The station, though, is empty. No trains are visible on the single track to South Korea, two miles south, and no one expects service any time soon despite a blaze of publicity that accompanied the only test run of a train on May 17.
"The North Korean military did not want the railroad connection," says Kim Tae Woo of the Institute for Defense Analyses in Seoul. "They have another agenda."
The failure to inaugurate North-South rail service suggests the frustrations in persuading North Korea to fulfill its obligations on a wide range of issues, none so difficult as the agreement of Feb. 13, under which the North was to have shut down its five-megawatt nuclear reactor at Yongbyon, 60 miles north of Pyongyang.
North Korea, under terms of the deal signed by the two Koreas, China, Japan, Russia, and the US, had 60 days to shut down the reactor and move to a more difficult phase, acknowledging all of its nuclear facilities and getting rid of them along with nuclear warheads made at Yongbyon. The North in turn would receive billions of dollars in aid, mostly to power and improve its electrical grid.

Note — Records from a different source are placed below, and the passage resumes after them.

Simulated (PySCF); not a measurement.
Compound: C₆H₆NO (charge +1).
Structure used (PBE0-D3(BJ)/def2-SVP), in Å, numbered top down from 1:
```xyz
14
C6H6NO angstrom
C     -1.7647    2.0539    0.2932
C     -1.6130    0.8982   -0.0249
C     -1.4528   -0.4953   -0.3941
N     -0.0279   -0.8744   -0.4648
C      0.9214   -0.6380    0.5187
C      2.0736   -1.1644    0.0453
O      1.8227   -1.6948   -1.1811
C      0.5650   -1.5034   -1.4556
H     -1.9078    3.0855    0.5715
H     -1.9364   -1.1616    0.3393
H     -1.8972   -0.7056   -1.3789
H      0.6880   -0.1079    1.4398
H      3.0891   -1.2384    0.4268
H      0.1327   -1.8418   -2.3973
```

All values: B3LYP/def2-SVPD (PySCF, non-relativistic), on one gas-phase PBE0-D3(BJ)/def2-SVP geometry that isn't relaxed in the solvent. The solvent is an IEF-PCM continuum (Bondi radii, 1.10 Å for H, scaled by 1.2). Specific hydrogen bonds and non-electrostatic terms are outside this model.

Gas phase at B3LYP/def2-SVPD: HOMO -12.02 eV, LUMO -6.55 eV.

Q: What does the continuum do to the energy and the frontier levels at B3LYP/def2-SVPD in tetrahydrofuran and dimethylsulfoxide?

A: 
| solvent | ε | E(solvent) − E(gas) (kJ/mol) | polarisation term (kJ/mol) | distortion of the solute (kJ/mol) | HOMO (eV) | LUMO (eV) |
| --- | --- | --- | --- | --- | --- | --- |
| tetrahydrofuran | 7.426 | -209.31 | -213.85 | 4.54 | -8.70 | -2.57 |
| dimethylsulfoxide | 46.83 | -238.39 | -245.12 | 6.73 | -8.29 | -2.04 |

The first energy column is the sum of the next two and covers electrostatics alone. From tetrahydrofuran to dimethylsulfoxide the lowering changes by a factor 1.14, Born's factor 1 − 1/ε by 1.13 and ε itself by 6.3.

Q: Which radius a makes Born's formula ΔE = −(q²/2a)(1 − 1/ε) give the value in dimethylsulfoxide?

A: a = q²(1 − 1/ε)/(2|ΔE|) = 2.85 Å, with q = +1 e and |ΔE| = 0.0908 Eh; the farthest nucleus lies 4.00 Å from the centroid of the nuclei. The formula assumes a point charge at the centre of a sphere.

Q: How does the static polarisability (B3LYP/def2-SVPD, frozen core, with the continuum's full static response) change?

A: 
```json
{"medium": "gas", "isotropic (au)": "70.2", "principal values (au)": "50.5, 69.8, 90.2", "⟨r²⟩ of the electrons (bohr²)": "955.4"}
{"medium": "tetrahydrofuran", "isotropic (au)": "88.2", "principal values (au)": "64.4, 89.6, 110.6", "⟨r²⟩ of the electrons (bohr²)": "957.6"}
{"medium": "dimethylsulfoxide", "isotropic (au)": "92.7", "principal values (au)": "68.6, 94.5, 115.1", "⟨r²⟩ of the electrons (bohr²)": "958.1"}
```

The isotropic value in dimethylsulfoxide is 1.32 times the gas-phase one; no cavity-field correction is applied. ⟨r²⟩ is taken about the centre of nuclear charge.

These steps – as well as other confidence-building measures – are on the table this week as South and North Korean officials meet in ministerial-level talks in Seoul. North Korea's state councilor, Kwon Ho Woong, talked Tuesday about "the green of spring" as a "good sign," but the talks may be rocky. At issue is whether North Korea will live up to any deal without demanding concessions that may just lead to more demands.
South Korean officials are targeting issues ranging from opening the railroad to freeing South Koreans held in the North, including Korean War prisoners whom the North refuses to acknowledge, to living up to the nuclear agreement.